As recently discussed in FinTech Nostradamus, the SEC recently doubled the size of its Crypto Assets and Cyber Unit. Since its inception in 2017, the SEC’s Crypto Assets and Cyber Unit has launched more than 80 investigations resulting in over $2 billion in monetary penalties. With more dedicated investigative attorneys, trial counsel, and fraud analysts, the SEC’s cryptocurrency-related investigations are expected to substantially rise in the months and years ahead.
The tip of the spear will include the areas that the SEC said would be its focus moving forward:
Crypto asset offerings
Crypto asset exchanges
Crypto asset lending and staking products
Decentralized finance (DeFi) platforms
Non-fungible tokens (NFTs); and
Given the heightened scrutiny, however, even companies outside of the traditional cryptocurrency industry may find themselves subject to enforcement actions and penalties. For example, the SEC recently announced that it reached a $5.5 million settlement with technology company NVIDIA Corporation for the company’s alleged failure to disclose on its Form 10-Q for fiscal year 2018 that cryptomining was a significant element of its revenue growth.

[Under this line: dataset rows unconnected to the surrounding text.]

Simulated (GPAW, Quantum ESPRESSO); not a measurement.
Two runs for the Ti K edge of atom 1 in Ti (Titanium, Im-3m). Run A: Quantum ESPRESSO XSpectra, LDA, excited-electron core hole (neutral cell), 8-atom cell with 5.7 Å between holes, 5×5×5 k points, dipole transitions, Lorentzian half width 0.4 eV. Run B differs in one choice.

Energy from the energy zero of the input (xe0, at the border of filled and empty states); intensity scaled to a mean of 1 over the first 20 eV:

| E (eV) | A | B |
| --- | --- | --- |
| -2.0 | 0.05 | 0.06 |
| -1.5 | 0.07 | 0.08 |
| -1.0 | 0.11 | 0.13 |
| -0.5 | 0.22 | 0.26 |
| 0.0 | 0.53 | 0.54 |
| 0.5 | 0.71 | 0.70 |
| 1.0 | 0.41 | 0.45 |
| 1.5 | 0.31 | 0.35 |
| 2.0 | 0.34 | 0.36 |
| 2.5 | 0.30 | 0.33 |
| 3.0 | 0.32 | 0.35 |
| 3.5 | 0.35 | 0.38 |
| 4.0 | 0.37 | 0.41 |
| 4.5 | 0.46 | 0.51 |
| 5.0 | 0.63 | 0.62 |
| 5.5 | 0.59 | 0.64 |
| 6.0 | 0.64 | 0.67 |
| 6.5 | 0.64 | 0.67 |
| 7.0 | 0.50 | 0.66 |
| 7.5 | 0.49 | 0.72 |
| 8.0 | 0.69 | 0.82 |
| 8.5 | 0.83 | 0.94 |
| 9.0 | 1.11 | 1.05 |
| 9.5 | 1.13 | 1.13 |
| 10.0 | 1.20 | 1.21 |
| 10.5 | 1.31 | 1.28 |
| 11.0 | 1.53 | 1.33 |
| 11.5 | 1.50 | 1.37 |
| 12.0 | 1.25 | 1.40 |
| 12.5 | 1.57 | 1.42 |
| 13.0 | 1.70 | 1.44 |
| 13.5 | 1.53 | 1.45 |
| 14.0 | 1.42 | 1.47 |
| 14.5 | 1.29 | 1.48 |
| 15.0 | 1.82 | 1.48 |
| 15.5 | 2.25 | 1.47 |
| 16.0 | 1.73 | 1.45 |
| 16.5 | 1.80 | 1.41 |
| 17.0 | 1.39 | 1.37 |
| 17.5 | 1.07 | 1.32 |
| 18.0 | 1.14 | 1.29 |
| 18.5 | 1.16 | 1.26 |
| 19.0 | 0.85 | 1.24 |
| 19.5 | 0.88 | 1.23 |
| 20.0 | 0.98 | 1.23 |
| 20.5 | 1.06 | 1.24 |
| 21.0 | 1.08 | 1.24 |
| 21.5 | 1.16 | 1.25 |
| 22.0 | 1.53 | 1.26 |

NVIDIA is not a cryptocurrency-related company, but rather is a technology company that markets and sells accelerated computing technologies, including graphics processing units (GPUs) for PC gaming, the company’s largest specialized market. The SEC alleged that, as interest in cryptocurrencies began to increase in 2017, NVIDIA customers increasingly began using gaming GPUs for cryptomining of Ether (ETH), which rose in price from under $10 to nearly $800 between 2017 and 2018.
In its Form 10-Q for fiscal year 2018, despite knowledge (discerned by the SEC from internal company documents and communications) of cryptomining as a significant driver of its GPU sales growth in its gaming division, the SEC alleged that NVIDIA failed to disclose that this growth was largely driven by demand for gaming GPUs to use in cryptomining. The SEC further alleged that this failure to disclose misled investors about the growth of NVIDIA’s gaming business in violation of Section 17(a)(2) and (3) of the Securities Act of 1933 and the disclosure provisions of the Securities Exchange Act of 1934.
As the SEC steps up its cryptocurrency related investigation and enforcement actions, publicly traded companies must exercise increased diligence in disclosure of activities that touch cryptocurrency assets. Even internal dialogue about revenues or other disclosable material that touches cryptocurrencies, as happened to NVIDIA, could subject companies to increased scrutiny and significant monetary penalties.